Background of Distributed Cache

The main goal of this chapter is to design a distributed cache. To achieve this goal, we should have substantial background knowledge, mainly on different reading and writing techniques. This lesson will help us build that background knowledge. Let’s look at the structure of this lesson in the table below

Structure of This Lesson

Section	Motivation
Writing policies	Data is written to cache and databases. The order in which data writing happens has performance implications. We’ll discuss various writing policies to help decide which writing policy would be suitable for the distributed cache we want to design.
Eviction policies	Since the cache is built on limited storage (RAM), we ideally want to keep the most frequently accessed data in the cache. Therefore, we’ll discuss different eviction policies to replace less frequently accessed data with most frequently accessed data.
Cache invalidation	Certain cached data may get outdated. We’ll discuss different invalidation methods to remove stale or outdated entries from the cache in this section.
Storage mechanism	A distributed storage has many servers. We’ll discuss important design considerations, such as which cache entry should be stored in which server and what data structure to use for storage.
Cache client	A cache server stores cache entries, but a cache client calls the cache server to request data. We’ll discuss the details of a cache client library in this section.

Writing policies#

Often, cache stores a copy (or part) of data, which is persistently stored in a data store. When we store data to the data store, some important questions arise:

Where do we store the data first? Database or cache?

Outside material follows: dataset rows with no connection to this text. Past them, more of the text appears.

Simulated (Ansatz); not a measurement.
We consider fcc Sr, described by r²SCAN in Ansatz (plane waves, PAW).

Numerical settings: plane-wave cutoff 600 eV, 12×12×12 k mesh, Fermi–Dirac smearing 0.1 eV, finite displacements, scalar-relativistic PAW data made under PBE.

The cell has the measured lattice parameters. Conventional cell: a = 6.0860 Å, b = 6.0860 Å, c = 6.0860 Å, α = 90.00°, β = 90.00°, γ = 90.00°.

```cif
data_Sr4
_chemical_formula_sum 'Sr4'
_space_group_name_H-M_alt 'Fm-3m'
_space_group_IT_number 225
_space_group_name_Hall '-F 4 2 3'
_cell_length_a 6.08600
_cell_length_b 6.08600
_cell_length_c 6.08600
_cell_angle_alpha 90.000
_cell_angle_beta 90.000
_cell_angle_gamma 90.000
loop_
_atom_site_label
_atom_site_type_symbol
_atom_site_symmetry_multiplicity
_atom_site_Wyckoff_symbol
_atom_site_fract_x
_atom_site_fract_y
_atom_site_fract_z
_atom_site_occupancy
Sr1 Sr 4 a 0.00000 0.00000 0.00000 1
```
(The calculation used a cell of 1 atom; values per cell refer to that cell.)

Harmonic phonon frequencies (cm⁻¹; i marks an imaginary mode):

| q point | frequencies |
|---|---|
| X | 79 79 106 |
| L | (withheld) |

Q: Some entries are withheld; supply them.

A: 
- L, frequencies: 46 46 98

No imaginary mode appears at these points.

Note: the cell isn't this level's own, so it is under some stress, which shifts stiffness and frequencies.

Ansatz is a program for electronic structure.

What will be the implication of each strategy for consistency models?

The short answer is, it depends on the application requirements. Let’s look at the details of different writing policies to understand the concept better:

Write-through cache: The write-through mechanism writes on the cache as well as on the database. Writing on both storages can happen concurrently or one after the other. This increases the write latency but ensures strong consistency between the database and the cache.
Write-back cache: In the write-back cache mechanism, the data is first written to the cache and asynchronously written to the database. Although the cache has updated data, inconsistency is inevitable in scenarios where a client reads stale data from the database. However, systems using this strategy will have small writing latency.
Write-around cache: This strategy involves writing data to the database only. Later, when a read is triggered for the data, it’s written to cache after a cache miss. The database will have updated data, but such a strategy isn’t favorable for reading recently updated data.

Eviction policies#

One of the main reasons caches perform fast is that they’re small. Small caches mean limited storage capacity. Therefore, we need an eviction mechanism to remove less frequently accessed data from the cache.

Several well-known strategies are used to evict data from the cache. The most well-known strategies include the following:

Least recently used (LRU)
Most recently used (MRU)
Least frequently used (LFU)
Most frequently used (MFU)

Other strategies like first in, first out (FIFO) also exist. The choice of each of these algorithms depends on the system the cache is being developed for.

Cache invalidation#

Apart from the eviction of less frequently accessed data, some data residing in the cache may become stale or outdated over time. Such cache entries are invalid and must be marked for deletion.

The situation demands a question: How do we identify stale entries?

Resolution of the problem requires storing metadata corresponding to each cache entry. Specifically, maintaining a time-to-live (TTL) value to deal with outdated cache items.

We can use two different approaches to deal with outdated items using TTL:

Active expiration: This method actively checks the TTL of cache entries through a daemon process or thread.
Passive expiration: This method checks the TTL of a cache entry at the time of access.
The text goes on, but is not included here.